US relations with Pakistan have deteriorated as the US continues to extend its war in neighbouring Afghanistan across the border. The US blames the use of sanctuaries in Pakistan by insurgents for the failure of the US-led occupation of Afghanistan to achieve its aims.

Pakistan closed its border with Afghanistan after the September 30 shooting of three Pakistani soldiers by US soldiers in a helicopter. The US soldiers had crossed the border looking for insurgents.

On the ninth anniversary of the invasion of Afghanistan, 200 people rallied in Sydney to demand that the Gillard Labor government pull the troops out.

Edmund Rice Centre director Phil Glenndening slammed the government over its hypocritical and cruel stand on Afghan refugees; Sylvia Hale from the Greens talked up the coming parliamentary debate; and Fire Brigades Employee Union secretary Jim Casey and Graeme Dunstan from Stand Fast spoke of the need to engage military families in the anti-war movement.

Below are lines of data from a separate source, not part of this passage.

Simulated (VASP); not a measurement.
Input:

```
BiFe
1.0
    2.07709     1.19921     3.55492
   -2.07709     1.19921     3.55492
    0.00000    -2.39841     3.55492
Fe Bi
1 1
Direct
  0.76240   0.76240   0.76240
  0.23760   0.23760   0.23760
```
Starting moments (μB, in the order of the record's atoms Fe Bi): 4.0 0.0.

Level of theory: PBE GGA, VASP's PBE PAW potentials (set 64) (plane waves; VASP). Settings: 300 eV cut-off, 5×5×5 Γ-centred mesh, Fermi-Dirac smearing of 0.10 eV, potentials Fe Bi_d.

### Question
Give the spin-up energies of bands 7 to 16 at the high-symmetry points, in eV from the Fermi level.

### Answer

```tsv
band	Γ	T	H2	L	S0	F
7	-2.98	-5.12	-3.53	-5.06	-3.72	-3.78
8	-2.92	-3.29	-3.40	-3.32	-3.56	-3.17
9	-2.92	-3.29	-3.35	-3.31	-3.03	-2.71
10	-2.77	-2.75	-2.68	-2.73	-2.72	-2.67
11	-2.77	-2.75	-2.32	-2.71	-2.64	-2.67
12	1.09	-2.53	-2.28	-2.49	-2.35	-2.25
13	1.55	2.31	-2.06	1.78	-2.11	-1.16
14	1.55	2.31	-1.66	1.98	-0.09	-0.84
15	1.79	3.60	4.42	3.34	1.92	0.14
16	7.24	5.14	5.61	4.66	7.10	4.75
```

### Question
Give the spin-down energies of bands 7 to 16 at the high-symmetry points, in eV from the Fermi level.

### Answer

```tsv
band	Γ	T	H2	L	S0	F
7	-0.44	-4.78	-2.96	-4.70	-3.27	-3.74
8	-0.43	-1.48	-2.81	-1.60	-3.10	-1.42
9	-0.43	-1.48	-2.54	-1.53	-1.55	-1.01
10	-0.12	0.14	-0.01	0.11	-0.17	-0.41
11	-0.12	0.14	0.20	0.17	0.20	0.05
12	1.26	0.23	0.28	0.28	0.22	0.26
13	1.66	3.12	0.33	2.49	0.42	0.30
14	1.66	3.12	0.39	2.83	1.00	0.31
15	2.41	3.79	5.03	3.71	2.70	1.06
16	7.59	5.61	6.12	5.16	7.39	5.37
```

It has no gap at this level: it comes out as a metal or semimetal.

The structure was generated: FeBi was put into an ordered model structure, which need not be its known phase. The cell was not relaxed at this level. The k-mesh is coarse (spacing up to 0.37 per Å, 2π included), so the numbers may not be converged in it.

Three hundred people attended a launch of author and activist Tariq Ali's new book, From Bush to Obama — Change We Can Believe In? on October 6.

Ali said Obama’s election campaign had raised people's hopes and mobilised US youth, but people were now disillusioned and angry. He said Obama was a “master of bullshit”. Obama’s rhetoric sounded different, but fundamentally continued the policies of the Bush regime.